Tuesday, May 18, 2010

Giro d'!@#damn *Right*, Carlos!

*That's* How It's Done, Baby!: man, bad enough that it's now 11 stages into the Giro without a single Italian stage win and the press and tifosi are going bonkers--now, we get to watch damn near every one of the favorites go off on each other over today's catastrophic collective meltdown and dear little Sastre's smashing vault back into GC contention. Vinokourov? Scornful--he wasn't about to work his !@# off for Basso and Nibali, particularly if they were too lazy or stupid to do it themselves. Liquigas? Whining--Astana didn't honor the maglia rosa and they weren't gonna domestique for Vino either. Cadel? Surprised, but to his gentlemanly credit, not an ass. Cunego? Blaming the guys on race radio for not telling 'em Sastre was up ahead. Carlos? Typically modest. Oh, right, some other guy actually won the stage, like it matters. Let's review, shall we? Woo-hoo Sastre!
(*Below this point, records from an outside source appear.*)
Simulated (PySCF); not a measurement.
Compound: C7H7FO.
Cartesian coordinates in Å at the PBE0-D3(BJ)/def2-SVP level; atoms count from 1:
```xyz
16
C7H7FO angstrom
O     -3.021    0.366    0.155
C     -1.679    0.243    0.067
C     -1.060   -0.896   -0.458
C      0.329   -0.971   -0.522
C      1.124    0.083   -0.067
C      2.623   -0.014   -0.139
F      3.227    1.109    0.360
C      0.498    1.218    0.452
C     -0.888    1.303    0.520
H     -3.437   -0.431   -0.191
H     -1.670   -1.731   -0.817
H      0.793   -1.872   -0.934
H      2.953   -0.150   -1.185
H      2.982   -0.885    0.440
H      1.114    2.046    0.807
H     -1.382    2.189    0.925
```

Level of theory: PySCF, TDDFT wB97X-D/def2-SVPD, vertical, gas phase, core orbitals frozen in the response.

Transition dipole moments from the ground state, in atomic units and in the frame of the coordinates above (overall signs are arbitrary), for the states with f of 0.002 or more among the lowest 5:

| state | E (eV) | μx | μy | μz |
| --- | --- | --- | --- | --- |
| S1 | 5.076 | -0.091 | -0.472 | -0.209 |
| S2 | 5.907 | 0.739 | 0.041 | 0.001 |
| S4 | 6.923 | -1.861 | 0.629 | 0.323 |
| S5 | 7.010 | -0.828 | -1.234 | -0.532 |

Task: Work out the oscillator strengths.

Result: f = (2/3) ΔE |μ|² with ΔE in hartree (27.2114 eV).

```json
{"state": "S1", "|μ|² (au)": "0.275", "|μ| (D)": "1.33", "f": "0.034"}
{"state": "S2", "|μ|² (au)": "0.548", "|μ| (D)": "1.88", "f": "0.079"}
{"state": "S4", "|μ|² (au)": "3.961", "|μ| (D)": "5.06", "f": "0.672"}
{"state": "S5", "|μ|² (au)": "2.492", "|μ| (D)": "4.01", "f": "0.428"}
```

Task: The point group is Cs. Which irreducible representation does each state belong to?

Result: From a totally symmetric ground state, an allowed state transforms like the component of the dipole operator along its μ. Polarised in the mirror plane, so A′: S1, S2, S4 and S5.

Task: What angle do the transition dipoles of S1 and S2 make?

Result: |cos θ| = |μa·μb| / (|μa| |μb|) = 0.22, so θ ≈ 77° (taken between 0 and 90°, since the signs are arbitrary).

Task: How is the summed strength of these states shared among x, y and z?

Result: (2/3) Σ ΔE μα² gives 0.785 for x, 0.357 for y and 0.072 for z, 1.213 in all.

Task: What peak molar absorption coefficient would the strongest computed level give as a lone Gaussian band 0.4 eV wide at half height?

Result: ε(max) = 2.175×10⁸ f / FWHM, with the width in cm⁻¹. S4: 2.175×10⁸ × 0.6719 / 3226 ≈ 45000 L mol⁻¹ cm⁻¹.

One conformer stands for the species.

You Suck, Vs.!: Look, Versus. I can overlook the fact, because it's presumably not your fault and because I will forgive people who employ Phil Liggett and Paul Sherwen for damn near anything short of cuddly-big-eyed-puppy torture, that I spent two hours of my life that I'll never get back the other night watching snore-inducing footage of an empty finish line because the coverage of the actual road race crapped out entirely. And as for yesterday, I *like* hockey--hell, I was a devoted child fan of the Hanson Brothers from "Slapshot." But it's 2k to the finish, the gap to the leaders is still shrinking, and you tell me that because of some dumb!@# NHL playoff I'm supposed to watch the gut-clenching last few moments of the race on the amgenepotourofcalifornia.com website? What kind of !@#$in' stupidity is *that*? Do you know what happens in the first two minutes of a hockey game? Squat, the players haven't even had time to get in their inaugural sucker punch yet--get your priorities straight, you pandering freaks!

We Love Jens!: over in Toura California news, I'm delighted to see we love Dave Zabriskie grab a stage, but for my money, what's *really* bitchin' is the New York Times of all papers paying due obeisance to Jens Voigt, if only for his impressive bounce-back from his gory face-plant at last year's Tour de France. Plus, he's already attacking like a madman, and it ain't even July. You go Jens!

Release the Hounds!: finally, sincere condolences to family and friends of the RadioSkank team car mechanic, apparently first treed and then devoured by a pack of 100 rabid hunting beagles on Lance Armstrong's orders after taking an unheard-of 50 seconds for a bike change at the Amgen EPO Tour of California yesterday. Let the tattered bloody remnants of his clothing be a warning to the rest of you peon layabouts!

1 comment:

Rosemary said...

You know, I actually yelled "YOU SUCK!" at the TV last night watching my recorded ToC coverage. The only thing that made it worse was logging on to "watch" the final 2K only to read who won the stage before seeing it. Aaarrggghhhh! As for the previous stage, it was nice to fast forward through most of the Stage 1 replay.

At least Universal hasn't switched to the Spanish language station like last year. Pretty exciting stuff!